ESPN The Magazine’s annual birthday suit issue, otherwise called “The Body Issue,” is 10 years old this year. Sports Illustrated’s annual swimsuit issue that comes out each February mainly features models; ESPN instead focuses on male and female pro and amateur athletes, both retired and active in their respective sport.
Serena Williams’s 2009 Body Issue cover still ranks as ESPN’s bestseller – hers was one of six alternative covers used for the inaugural issue. This year it’s called BODY10, which hit newsstands June 29.
“The goal has always been for us to celebrate the athletic form – in every shape and size, and to allow people to stop and marvel at the works of art these bodies truly are,” said ESPN The Magazine Editor-in-Chief Alison Overholt. The four-letter sports network will air a documentary on the Body Issue’s decade on Thursday, July 5, at 6 pm Central time.
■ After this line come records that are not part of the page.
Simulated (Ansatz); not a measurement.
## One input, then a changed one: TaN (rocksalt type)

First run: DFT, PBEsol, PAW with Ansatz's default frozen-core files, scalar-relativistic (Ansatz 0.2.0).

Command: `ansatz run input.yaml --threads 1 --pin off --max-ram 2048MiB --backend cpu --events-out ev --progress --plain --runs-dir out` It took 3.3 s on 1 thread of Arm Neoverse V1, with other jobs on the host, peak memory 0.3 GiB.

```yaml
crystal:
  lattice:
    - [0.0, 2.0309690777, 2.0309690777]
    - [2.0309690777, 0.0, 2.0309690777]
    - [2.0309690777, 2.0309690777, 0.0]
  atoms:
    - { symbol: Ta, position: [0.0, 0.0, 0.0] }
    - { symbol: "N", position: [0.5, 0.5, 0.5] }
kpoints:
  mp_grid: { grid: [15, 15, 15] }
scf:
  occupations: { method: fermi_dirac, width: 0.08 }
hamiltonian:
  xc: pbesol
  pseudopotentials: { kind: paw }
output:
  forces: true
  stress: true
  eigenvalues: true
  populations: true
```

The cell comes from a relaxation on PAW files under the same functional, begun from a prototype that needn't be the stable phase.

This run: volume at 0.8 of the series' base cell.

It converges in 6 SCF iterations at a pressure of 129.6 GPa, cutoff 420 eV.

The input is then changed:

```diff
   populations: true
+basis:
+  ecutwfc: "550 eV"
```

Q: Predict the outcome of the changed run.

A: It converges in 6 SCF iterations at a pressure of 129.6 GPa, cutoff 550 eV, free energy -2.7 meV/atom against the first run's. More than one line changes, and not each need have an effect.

Despite their success, both SI and ESPN continue to get their share of complaints that both magazines are selling sex. National Center on Sexual Exploitation’s Haley Halverson wrote last year in the Huffington Post, “Many people are not surprised…since nude or sexualized images in magazines are so common . . . [The issue] is most likely not intended to be sexually arousing.”
Williams’ photo shoot, if you recall, got double-criticism, and some, including this columnist, saw much of that criticism as racially motivated. This year’s Body Issue cover featuring Seattle Storm’s Sue Bird and her partner, soccer player Megan Rapinoe, is expected to irksome as well.
“It’s been great – 99 percent positive,” Bird said on the feedback she’d received to date. She told reporters on last week’s WNBA media call, including the MSR, “Some people, primarily on Twitter, [are critical], but I try not to read the comments. Some people don’t like naked bodies.”
Bird and teammate Breanna Stewart are the only WNBA players in the 2018 edition. “To be in the Body Issue is a big deal,” said. Stewart.
Other W players who have appeared in the issue include Cappie Pondexter, Candace Parker, Nneka Ogwumike and Lynx center Sylvia Fowles — 11 in total.
“It was completely up to me,” Parker said of her 2012 photo shoot. “I wanted to do it because I had a child. The issue showed that women can do it all — create life and get back in sports.”
The Wolves’ Karl-Anthony Towns is among six Black athletes in this year’s issue, including two Black females (track’s Tori Bowie and soccer’s Crystal Dunn).
Ogwumike appeared in last year’s issue: “I got mixed reviews because I came from a very conservative culture being Nigerian. I had a lot of conference calls with family members,” she said.
Fowles last week briefly talked about her 2011 Body Issue photo shoot: “I was awkward at first,” she recalled. “When I see everyone else’s [photos] I get jealous because [they are] standing in a studio. I was in California, in the middle of the desert. Why am I out there dying? It was hell-hot… It was fun.”
On criticism about her and other athletes posing in the Body Issue, Fowles stressed, “I don’t see anything wrong with it. I don’t think it’s sexploitation.”
“We’re women. We get criticized a lot in our sport – we need to wear this or we need to do that. I think it’s fine to be able to go out there and hoop and play hard, but you have a sensitive side to you [as well].”